The cases this season are hit or miss. Some are downright goofy, like an episode two murder involving astronauts inside a Mars colony simulation, or a serial killer in the season finale who scoffs at his nick name in the papers. It’s a storyline with a twist where the another killer turns out to be someone quite close to Ella, but written in a way where you wonder if the laughs it inspires are intentional. None of the season is boring however. Where it works best is in the storylines involving the characters’ personal entanglements. Chloe obviously loves Lucifer, and he loves her, but it’s hard getting together when forces from beyond are mad at you. The whole reason Lucifer even went back to Hell was because of the demons creeping up, out of control, even threatening baby Charlie. This season the big threat is Michael, the whiny twin who will cause havoc by posing as Lucifer, infiltrating his circle and attempting to ruin his most important relationships. Michael feels jipped, as if he deserved everything Lucifer gets to experience on Earth among the human rabble. Why can’t he indulge? One of the first people he tries to lure away is Maze (Lesley-Ann Brandt), the leather-clad demon who should be loyal to Lucifer, but yearns to have a soul. She also resents that Lucifer has kept her mother from her. Maze this season is the disgruntled employee, angry at still liking Chloe, but knowing Chloe deep down likes Lucifer, while also resenting the other consequences of her station in Hell’s pecking order. Amandiel will also fall prey to Michael’s schemes, and with him the evil twin can get very personal, as in mocking the fact that baby Charlie might grow up being more human than angel.

Visually this season offers a few more visual flourishes, including a great black and white episode recasting everyone in a ‘40s noir. It’s a fun swerve away from the usual look of the show, while celebrating the noir tradition of the city where it takes place. When Michael, Amenadiel and Lucifer finally come to blows at the police station, time stops, everyone is paused and Maze kicks Lucifer through a glass wall that shatters, its shattered pieces floating in the air as if out of “The Matrix.” And, as is expected in the show, the only Los Angeles you see in this show is the one with lavish apartments, rooftop pool parties and bars fit for lavish daydreams. 

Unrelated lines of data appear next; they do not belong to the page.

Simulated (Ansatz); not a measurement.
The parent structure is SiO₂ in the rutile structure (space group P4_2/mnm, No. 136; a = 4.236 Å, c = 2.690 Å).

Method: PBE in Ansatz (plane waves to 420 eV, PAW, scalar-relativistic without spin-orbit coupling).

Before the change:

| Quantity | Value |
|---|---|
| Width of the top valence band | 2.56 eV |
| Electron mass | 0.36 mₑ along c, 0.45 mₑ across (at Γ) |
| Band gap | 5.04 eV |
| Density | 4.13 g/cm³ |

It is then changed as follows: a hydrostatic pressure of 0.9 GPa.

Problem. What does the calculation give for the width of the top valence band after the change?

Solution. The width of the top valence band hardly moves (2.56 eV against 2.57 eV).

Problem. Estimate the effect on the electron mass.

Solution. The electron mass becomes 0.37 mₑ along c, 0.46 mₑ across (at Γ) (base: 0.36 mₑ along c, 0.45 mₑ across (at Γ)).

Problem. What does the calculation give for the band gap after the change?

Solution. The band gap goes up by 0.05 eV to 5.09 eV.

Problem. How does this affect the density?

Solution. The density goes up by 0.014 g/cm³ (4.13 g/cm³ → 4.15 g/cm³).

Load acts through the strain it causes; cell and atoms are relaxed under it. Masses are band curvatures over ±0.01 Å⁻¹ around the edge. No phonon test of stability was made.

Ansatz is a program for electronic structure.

There will be chatter over the finale of this first half of season five, as just when all comes to a head white light parts the scene and the Lord appears. It was inevitable that in a show about the Devil squabbling with his brothers that dad would eventually have to make an appearance. But it’s a great cliffhanger for a show that’s all about how much fun it has with its own concept. “Lucifer” is still a devilish good time.

Lucifer” season five part one begins streaming Aug. 21 on Netflix.